Further student demonstrations are already planned on Thursday in Athens and Thessaloniki, Greece's second largest city, to protest against the December 6 killing of 15-year-old Alexandros Grigoropoulos.
The riots that followed the teenager's death are the worst Greece has seen in decades, feeding off widespread dissatisfaction with the unpopular conservative government and anger over social inequality and economic hardship.
Hundreds of shops and banks have been smashed, torched or looted as groups of masked and hooded youths rampaged through cities for several nights.
More than 300 people have been detained or arrested during the violence.
Although the rioting has abated, small-scale attacks continue.
About 12 youths on motorcycles set fire to a police bus in the centre of Athens on Wednesday. The driver managed to escape the fire and no one was hurt.

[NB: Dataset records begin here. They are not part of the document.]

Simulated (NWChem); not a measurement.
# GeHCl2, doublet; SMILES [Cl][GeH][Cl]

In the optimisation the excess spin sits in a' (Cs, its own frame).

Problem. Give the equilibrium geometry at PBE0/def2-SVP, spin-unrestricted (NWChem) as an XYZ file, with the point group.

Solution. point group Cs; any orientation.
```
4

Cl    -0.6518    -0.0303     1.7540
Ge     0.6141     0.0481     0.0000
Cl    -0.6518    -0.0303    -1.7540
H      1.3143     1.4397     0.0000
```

About 40 protesters also occupied the offices of the GSEE, Greece's largest labour union.
Yiannis Panagopoulos, the GSEE leader, said: "I believe they have chosen the wrong target... The GSEE does not govern this country. So it's wrong to undermine the labor unions."
In Thessaloniki, police said a bank and a local citizens' advice office were firebombed before dawn on Wednesday in attacks that caused damage but no injuries.
Greece's opposition socialists have accused the government of mishandling the crisis and worsening the effects of the global economic downturn.
The socialists are calling for of Costas Karamanlis, the prime minister, to resign and call new elections, a demand he has rejected.
Meanwhile, officials at Athens international airport said that all flights will be halted between 10:00 and 13:00 GMT on Thursday because of a strike by air traffic controllers.
Olympic Airlines, the state-run national carrier, said it would cancel 30 flights, mostly domestic, and reschedule another 14 services.
Air traffic controllers are joining protests by the GSEE, which is planning a rally in central Athens to demand pay raises and greater job protection.